What exactly is the definition of „insider knowledge“ and how is it restricted to be used in the USA?
Insider trading occurs when someone trades a company's securities (like stocks) based on material, non-public information about that company.
Who is an "insider"?
The SEC defines an insider as someone who has access to non-public information about a company, such as company directors, officers, or large shareholders.
Material Information:
Material information is information that, if known to the public, could significantly impact the company's stock price.
Non-Public Information:
This refers to information that the public does not yet have access to.
Why is it illegal?
The SEC prohibits insider trading to maintain a fair and transparent market where everyone has access to the same information. Insider trading gives those with access to non-public information an unfair advantage.

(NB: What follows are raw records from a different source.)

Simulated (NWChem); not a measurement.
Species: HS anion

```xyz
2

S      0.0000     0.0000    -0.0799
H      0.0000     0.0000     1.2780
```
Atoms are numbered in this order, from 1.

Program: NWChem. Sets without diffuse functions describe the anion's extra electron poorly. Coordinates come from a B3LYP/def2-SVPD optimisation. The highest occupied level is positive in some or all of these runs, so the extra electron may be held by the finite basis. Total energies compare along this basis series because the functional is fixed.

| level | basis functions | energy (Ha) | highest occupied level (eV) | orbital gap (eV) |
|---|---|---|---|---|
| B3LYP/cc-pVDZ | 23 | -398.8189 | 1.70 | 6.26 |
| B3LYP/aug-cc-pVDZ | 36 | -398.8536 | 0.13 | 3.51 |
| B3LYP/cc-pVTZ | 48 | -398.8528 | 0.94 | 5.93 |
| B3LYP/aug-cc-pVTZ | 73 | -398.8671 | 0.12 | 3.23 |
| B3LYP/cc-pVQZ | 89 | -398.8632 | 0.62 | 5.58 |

Examples of Insider Trading:
A company CEO uses information about an upcoming product launch to buy stock before the public announcement.
A company employee sells stock after learning about a negative development that hasn't been made public.
Legal Insider Trading:
Corporate insiders can legally buy or sell stock in their own companies, but they must follow specific timing guidelines and report the trades to the SEC.
Consequences of Insider Trading:
Violations of insider trading laws can result in significant fines, imprisonment, and other penalties.
SEC Enforcement:
The SEC actively investigates and prosecutes insider trading cases to maintain market integrity.